The World Forum, also known as WP-29, is a subsidiary of the Inland Transport Committee of the United Nations Economic Commission for Europe, NHTSA said in an April 9 Federal Register notice.

Light vehicle tires are among several categories being addressed by international working groups within WP-29, NHTSA said. Work on a global technical regulation for vehicle tires began in September 2006, it said.

The regulation would apply to radial passenger and light truck tires designed to be used on vehicles with a gross weight of 10,000 pounds or less. The five mandatory performance and labeling requirements for the standard include sidewall markings, tire dimensions, high-speed performance, low pressure and endurance performance, and wet grip performance, the agency said.

In addition, there are two optional modules, with one containing a tire strength and bead unseating resistance test and the second containing a tire rolling sound emission test, NHTSA said. The working group decided early on that it had to split the work on tire standard harmonization into two phases. The first concentrates solely on passenger and light truck tires; the second will address harmonization of medium truck tire standards and won't begin until after harmonization of light vehicle tires.

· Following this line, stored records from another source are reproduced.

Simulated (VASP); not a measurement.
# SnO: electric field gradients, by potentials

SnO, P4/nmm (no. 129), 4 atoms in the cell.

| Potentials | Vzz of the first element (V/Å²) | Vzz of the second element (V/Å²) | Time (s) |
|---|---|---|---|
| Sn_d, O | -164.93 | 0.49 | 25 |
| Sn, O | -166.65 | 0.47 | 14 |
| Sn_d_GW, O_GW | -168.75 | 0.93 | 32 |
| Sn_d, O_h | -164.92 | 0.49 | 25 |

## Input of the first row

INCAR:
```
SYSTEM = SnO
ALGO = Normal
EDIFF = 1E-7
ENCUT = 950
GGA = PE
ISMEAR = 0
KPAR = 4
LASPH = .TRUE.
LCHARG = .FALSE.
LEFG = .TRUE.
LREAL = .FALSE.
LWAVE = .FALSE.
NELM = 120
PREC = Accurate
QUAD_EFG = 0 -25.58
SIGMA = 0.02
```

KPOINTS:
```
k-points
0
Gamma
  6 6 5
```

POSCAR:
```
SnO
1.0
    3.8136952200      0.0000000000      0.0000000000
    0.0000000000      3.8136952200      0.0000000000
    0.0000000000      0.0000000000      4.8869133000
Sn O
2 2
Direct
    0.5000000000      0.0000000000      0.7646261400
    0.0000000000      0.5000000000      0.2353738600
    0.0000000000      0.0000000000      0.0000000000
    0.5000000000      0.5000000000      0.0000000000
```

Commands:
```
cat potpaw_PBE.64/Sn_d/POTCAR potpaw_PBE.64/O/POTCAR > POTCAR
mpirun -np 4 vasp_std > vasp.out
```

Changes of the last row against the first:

The tire working group operates under the auspices of the Working Party on Brakes and Running Gear, and will continue its work throughout 2013, NHTSA said. Within WP-29, there are also working groups on pedestrian safety, head restraints, quiet electric and hybrid electric vehicles, and electric vehicles, NHTSA said.

Working groups on hydrogen fuel cell vehicles, pole-side impact protection and side-impact dummies are nearing the end of their work and preparing for a vote on harmonized standards, the agency said.